Ellsworth Kelly had the best seat in the house at today's Calvin Klein Collection show. Francisco Costa recently partnered with the 90-year-old artist; their striped shift dress, based on Kelly's 1952 canvas Red Yellow Blue White, was hanging in the windows of the Madison Avenue flagship earlier this Spring, and will soon be donated to the Costume Institute.

Today's Resort show was a continuation of that collaboration—after a fashion. Costa said the bold palette—unusual for the designer, who usually prefers neutrals—was inspired not by Kelly's paintings but by the colors he saw in his studio. An ultramarine ultrasuede apron dress was the vibrant standout, but there was also a fern-green ultrasuede coat and zip-front dress, and a rich chestnut-brown nubuck work jacket and pencil skirt.

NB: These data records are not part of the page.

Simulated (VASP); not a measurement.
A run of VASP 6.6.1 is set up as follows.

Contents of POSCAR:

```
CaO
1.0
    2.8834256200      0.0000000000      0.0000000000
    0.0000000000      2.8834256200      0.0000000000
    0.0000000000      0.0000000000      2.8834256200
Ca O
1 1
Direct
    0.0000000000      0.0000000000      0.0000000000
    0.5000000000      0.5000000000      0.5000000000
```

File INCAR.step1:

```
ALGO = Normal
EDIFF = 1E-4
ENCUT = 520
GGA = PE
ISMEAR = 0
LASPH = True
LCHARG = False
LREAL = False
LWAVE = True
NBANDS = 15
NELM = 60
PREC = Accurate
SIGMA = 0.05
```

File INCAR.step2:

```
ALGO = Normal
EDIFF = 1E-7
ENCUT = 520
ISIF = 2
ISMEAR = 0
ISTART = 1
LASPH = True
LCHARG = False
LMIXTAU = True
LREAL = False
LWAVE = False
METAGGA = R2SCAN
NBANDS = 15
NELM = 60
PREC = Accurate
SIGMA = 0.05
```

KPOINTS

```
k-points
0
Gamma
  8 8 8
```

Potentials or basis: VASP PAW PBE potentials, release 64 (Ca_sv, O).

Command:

Costa claimed Irving Penn's Small Trades book as another point of reference. In the end, though, the strongest message was the collection's seventies mood. Credit goes to all that ultrasuede. "There was a sense of lightness [to the seventies], a great spirit," he said, "but obviously we don't do it literally." True. Even in that body-beautiful era, we doubt women had the abs of steel required for Resort's spate of midriff-exposing tops. Amid all the cropped sweaters and sweatshirts we've been seeing, Costa's harness top looked fresh. The most persuasive piece was more discreet: a black washed-silk charmeuse tank dress with just a flash of bare skin exposed in the back.